Starring: Scarlett Johansson, Morgan Freeman, Choi Min-sik, Amr Waked
Director: Luc Besson
Genre: Sci-fi, action
Running time: 89 minutes
Now showing at Cinema Magic, Naalya
Drug trafficking meets time travel and super computers. Well, there’s a combination you never hear about. And that’s where movies like Lucy come in, stretching our imaginations to limitless bounds.

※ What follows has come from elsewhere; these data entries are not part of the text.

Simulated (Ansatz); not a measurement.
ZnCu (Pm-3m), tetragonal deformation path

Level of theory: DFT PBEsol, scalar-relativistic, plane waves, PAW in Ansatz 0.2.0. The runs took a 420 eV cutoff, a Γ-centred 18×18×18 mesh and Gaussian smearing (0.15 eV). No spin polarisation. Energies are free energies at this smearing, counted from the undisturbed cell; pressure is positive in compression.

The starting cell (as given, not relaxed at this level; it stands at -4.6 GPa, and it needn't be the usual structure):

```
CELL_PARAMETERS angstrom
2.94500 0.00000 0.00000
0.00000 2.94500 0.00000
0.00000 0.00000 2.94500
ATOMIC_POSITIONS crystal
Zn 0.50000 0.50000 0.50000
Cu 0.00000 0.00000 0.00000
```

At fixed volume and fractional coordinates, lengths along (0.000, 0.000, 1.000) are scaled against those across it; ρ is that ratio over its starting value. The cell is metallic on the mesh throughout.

While living in Taiwan, Lucy’s (Johansson) boyfriend gets her to take a briefcase to his druglord boss, Mr Jang (Min-sik). While she’s delivering it, she is kidnapped and a bag of an experimental narcotic drug is out in her stomach. Her life as an unwilling drug mule is cut short when one of the men holding her hostage kicks her, causing the bag to break open in her body. You would think this would cause her to convulse and die or get one nasty stomach ache, wouldn’t you?
If you have watched movies like Leon: The Professional and Taken 2, you would know that that’s too old school for director Luc Besson. Besson has been referred to as the John Hughes of action movies because he takes his movies to unpredictable places. In Lucy’s case, the drug instead of making her sick, makes her brain activity reach almost 100 per cent, instead of the 10 per cent the average person’s brain works at.
Her new capabilities include, mental time travel, telekinesis, willing herself not to feel pain, sick combat skills, and loads of other really cool, ninja-style abilities. She uses these skills to fight Mr Jang and his gang and get the drug off the market. But just so, there is a bit of believability in the movie, Lucy’s abilities have side effects, so she enlists the help of Professor Norman (Freeman) and a cop to fight these side effects and put a stop to Mr Jang.
Science fiction movies are rarely popular, especially if they are not part of a franchise with a cult following, yet Lucy has been well received. While some critics have credited this to Johansson and Freeman, it seems to be the movie’s ability to make what sounds like a complex storyline really entertaining.